- Sonu Nigam: How can we allow such things like fatwa?
- "I don't like gundagardi (hooliganism) in any form," said Sonu Nigam
- "You can't threaten a family in the name of religion," said Sonu Nigam
Sonu Nigam added: "We live in a civilised and democratic country. We are a republic. How can we allow such things like fatwa? I am also against lynching of people by Gau Rakshaks. I am totally against them."
On April 16, Sonu Nigam complained about the morning azaan on Twitter, calling it 'gundagardi' and 'forced religiousness.' After he was trolled by many for his anti-Muslim posts, the singer tweeted: "Dear everyone. Your stand exposes your own IQ. I stand by my statement that loudspeakers should not be allowed in Mosques & Temples. Period."

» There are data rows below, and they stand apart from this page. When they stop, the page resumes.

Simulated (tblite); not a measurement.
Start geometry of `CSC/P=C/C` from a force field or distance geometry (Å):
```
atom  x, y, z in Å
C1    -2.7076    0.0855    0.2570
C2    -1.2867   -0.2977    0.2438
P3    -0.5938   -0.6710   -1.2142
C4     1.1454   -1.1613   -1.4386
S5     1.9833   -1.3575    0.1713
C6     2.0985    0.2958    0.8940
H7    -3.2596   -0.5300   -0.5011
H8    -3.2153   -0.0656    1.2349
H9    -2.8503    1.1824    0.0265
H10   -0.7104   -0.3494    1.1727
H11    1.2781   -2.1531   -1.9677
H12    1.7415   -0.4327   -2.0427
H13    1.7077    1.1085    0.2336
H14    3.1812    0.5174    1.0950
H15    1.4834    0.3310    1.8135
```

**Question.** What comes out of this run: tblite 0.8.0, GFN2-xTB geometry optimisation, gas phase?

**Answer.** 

God bless everyone. I'm not a Muslim and I have to be woken up by the Azaan in the morning. When will this forced religiousness end in India— Sonu Nigam (@sonunigam) April 16, 2017
And by the way Mohammed did not have electricity when he made Islam.. Why do I have to have this cacophony after Edison?— Sonu Nigam (@sonunigam) April 17, 2017
I don't believe in any temple or gurudwara using electricity To wake up people who don't follow the religion . Why then..? Honest? True?— Sonu Nigam (@sonunigam) April 17, 2017
Gundagardi hai bus...— Sonu Nigam (@sonunigam) April 17, 2017
Dear everyone. Your stand exposes your own IQ. I stand by my statement that loudspeakers should not be allowed in Mosques & Temples. Period— Sonu Nigam (@sonunigam) April 18, 2017
Four days after his tweets, Sonu Nigam shaved his head in defiance of a 'fatwa' issued against him by Syed Sha Atef Ali Al Quaderi of West Bengal Minority Council. Mr Quaderi had offered to pay Rs 10 lakh as a reward to have the singer go bald and garland him with shoes. However, he refused to pay the amount to the singer saying he didn't abide by all conditions.
On being questioned whether he would like to settle abroad, Sonu Nigam said that he considers India his home. "Yes, sometimes I did feel that I should go away, but then there's no country in the world where you would find 100 per cent things okay, there are shortcomings everywhere," he said.